Test The Spirits – And Then...?
Prophecy, Channeling, and the Christian Paranormal
Dear friends, do not believe every spirit, but test the spirits to see whether they are from God, because many false prophets have gone out into the world. This is how you can recognize the Spirit of God: Every spirit that acknowledges that Jesus Christ has come in the flesh is from God, but every spirit that does not acknowledge Jesus is not from God. 1 John 4:1 NIV
I would like every one of you to speak in tongues, but I would rather have you prophesy. He who prophesies is greater than one who speaks in tongues, unless he interprets, so that the church may be edified. 1 Corinthians 14:5
But the Pharisees said, "It is by the prince of demons that he drives out demons." Matthew 9:34
The majority of “Bible-believing” Evangelical Protestant Christians today believe as a matter of course in the existence of a spiritual (non-material) world. That is one of the distinguishing factors between “believing” Christianity and liberal-modernist Christianity, which in the 20th century attempted to radically restructure itself to respect the rise of modernism and scientific materialism. The modernist project didn't go as expected; religious faith remains a vital force in world affairs in the early 21st century, as does faith in spirituality of various forms – not all of it compatible with Christianity.

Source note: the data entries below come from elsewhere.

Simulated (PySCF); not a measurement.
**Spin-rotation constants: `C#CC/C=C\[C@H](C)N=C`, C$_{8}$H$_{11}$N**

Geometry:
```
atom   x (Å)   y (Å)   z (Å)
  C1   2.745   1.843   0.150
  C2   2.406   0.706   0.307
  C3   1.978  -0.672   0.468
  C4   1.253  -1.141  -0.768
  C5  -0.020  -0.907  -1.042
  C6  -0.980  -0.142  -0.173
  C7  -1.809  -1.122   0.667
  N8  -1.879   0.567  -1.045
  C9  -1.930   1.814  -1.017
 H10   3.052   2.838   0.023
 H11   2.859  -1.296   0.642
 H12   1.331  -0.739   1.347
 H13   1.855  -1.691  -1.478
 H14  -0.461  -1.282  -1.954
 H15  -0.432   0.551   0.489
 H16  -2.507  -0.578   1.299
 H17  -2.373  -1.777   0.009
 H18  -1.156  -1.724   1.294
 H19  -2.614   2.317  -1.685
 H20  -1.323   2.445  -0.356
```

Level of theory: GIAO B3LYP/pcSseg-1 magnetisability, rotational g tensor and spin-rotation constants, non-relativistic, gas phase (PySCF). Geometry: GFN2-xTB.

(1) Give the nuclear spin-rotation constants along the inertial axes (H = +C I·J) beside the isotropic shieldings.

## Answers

Since the rise of the Pentecostal and Charismatic movements it is widely accepted in the believing church that miraculous manifestations or “signs and wonders” such as faith-healing, glossolalia or “speaking in tongues”, limited clairvoyance or “words of knowledge”, “prophecy” and similar paranormal spiritual phenomena do occur and are legitimate in the context of Christian life and worship. Of these, healing and tongues are probably now the most familiar, and practiced by many.
The Toronto Blessing of the mid-1990s did much to propagate a model of Charismatic Evangelical Christianity which is open to prayer, healing, and somewhat anomalous but harmless phenomena such as “laughing”, “drunkenness” and “falling in the spirit”. The Charismatic-Evangelical publishing world also pays great homage to stories of angelic visitations and Near-Death Experiences which describe visits to heaven. Missionaries and evangelists commonly recount stories of prophetic or precognitive dreams and synchronistic coincidences, and these are considered valid Christian miracles. Some of the more extreme “prophetic movement” preachers also talk about visionary experiences where they literally “see” future events unfolding, although these are rare.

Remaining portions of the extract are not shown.